MATLAB: Creating a Matrix from Distances between Vectors

Question

I start with a 3 x 46 array where each 3 x1 column in the array is viewed as a position vector of a point, let's say the first vector in the array is p_1, the next one is p_2.

I also have a 3 x 100 array, which I am viewing as the position vectors of 100 points (where these points are always of a lower 'radius' than the points in the 3 x 46 array). I basically need to create a matrix which looks as follows, where each distance is the row vector obtained by vector subtraction of the two vectors:

[Distance from p_1 to first vector in the 3 x 100 array Distance from p_1 to second vector etc ]

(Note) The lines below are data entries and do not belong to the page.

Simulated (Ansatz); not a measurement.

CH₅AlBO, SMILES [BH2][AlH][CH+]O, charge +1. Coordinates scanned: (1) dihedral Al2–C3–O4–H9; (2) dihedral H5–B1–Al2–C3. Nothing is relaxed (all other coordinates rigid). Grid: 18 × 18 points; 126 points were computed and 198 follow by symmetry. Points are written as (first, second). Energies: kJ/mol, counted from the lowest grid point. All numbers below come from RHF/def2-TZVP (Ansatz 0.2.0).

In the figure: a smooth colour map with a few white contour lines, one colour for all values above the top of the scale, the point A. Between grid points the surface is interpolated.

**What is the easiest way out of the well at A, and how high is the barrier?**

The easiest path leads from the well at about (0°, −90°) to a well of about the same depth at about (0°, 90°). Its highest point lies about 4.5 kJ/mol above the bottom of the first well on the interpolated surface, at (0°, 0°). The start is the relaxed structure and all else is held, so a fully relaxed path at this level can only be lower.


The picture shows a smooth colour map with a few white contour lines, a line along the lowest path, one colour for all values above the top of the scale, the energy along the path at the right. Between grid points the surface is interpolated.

[Distance from p_2 to first vector in the 3 x 100 array Distance from p_2 to second vector etc ]

[ Distance from p_3 ….. ]

and so on, until all the positions in the 3 x 46 array are covered, let me know if my intention is not clear.

Answer 1

This can be achieved easily without a loop:

%demo data
m = 46
n = 100
A = rand(3,m)
B = rand(3,n)
distance = sqrt(sum((permute(A, [2, 3, 1]) - permute(B, [3, 2, 1])).^2, 3));

The result is a mxn matrix. It basically moves the (X, Y, Z) of each point into the 3rd dimension for both matrix, and move the 2nd dimension of the 1st matrix into the 1st. So points in A are along the rows, and points in B are along the column (and coordinates across the 3rd for both). We now have compatible array sizes, so can create a 3D matrix of (Xa-Xb, Ya-Yb, Za-Zb) for all the points. Square that, sum across (X, Y, Z) so it reduces to a 2D matrix, and take the square root for the distance.

Or, if you have the stats toolbox, you can use pdist2.

edit: Note that if you want to store the vectors between the points as suggested by Jon instead of the distance (norm of the vectors), then it's simply:

vectors = permute(A, [2, 3, 1]) - permute(B, [3, 2, 1])

vectors(p1, p2, :) is the vector between point A(:, p1) and point B(:, p2).